We live in a global and diverse society.


Explain how your community involvement prepares you for the future in this complex world. (1500 characters)

Exposure is the best teacher, so when I got involved with Learning Buddies Network, a tutoring program catered primarily for at-risk youth, I knew precisely what kind of child I'd be tutoring. My first reading buddy, Dylan, was a second-generation immigrant with divorced parents. Between juggling learning English, working, and sharing custody, his mom seemed to be spread too thin to support his development fully. As a result, he did not know the entire alphabet despite being in the first grade. Throughout his learning journey, I learned invaluable things about myself. As a teacher's assistant for a ninth-grade social studies class, I was frequently shocked by their poor language skills. Through tutoring Dylan, I learned to empathize. Although Dylan couldn't speak English perfectly, he was one of the hardest-working children I'd ever had the pleasure of tutoring. Instead of characterizing those with weaker English skills as lazy, I'd learned to empathize more with their diverse situations. Furthermore, I'd learned to communicate more effectively through a language barrier, as I had to regularly correspond with Dylan's mother about his progress. In future, I believe my experience with their unique situation will equip me with the tools to properly communicate with and accommodate the diverse cast of people I will meet.

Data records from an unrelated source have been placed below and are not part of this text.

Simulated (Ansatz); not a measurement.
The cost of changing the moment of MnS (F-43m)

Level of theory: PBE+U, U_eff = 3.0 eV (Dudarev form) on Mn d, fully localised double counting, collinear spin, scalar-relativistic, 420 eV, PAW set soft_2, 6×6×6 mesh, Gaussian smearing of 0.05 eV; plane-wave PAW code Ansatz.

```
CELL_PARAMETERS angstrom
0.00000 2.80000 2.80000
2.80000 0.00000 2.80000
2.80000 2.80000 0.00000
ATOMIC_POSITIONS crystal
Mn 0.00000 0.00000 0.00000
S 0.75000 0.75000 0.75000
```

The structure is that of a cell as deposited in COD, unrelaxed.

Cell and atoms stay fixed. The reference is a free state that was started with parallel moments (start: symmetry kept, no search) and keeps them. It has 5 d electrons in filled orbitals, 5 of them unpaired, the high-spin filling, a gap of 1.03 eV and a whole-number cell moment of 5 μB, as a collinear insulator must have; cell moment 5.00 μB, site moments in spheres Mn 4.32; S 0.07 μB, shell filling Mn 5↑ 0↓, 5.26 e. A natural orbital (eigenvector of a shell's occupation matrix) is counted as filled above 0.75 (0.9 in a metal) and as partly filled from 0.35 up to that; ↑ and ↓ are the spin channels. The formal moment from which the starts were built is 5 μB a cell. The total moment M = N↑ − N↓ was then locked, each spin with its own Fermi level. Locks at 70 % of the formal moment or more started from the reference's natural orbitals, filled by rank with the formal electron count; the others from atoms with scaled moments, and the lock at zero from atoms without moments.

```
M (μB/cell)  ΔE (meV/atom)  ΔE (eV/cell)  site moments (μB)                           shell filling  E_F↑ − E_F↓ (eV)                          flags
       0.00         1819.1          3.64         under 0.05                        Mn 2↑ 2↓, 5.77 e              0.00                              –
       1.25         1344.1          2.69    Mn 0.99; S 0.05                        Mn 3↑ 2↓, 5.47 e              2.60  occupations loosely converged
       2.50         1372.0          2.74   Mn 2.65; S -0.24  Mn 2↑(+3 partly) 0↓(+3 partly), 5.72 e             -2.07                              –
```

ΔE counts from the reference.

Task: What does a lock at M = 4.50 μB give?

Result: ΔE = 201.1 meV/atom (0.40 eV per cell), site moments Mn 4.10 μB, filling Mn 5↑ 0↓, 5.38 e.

Holt  Educational Consultant - / 15385  
Dec 1, 2022   #2
The way this essay is set up, it appears that you allowed Dylan and his mother to slack off without properly learning the English language just because of their being immigrants and having a problematic family situation. Rather than making excuses for the mother and son in this essay, you should be showing how you helped them overcome the language barrier and Dylan's educational shortcoming. The idea is to show how you handled a unique negative situation and turned it into a positive. All I read in this essay were excuses for the shortcomings of both persons, without you actually doing something to help them better themselves, which would have been the point of the response. How would you handle the same situation as a college student? Will you just keep making excuses for the diverse community you belong to rather than helping the diverse community develop and improve through your help? Empathy cannot be used as an excuse for inaction. Your inaction and excuses are what made the response irrelevant to the actual information requirements of the prompt. Perhaps you just forgot to mention what actions you took, so mention those in the revised version.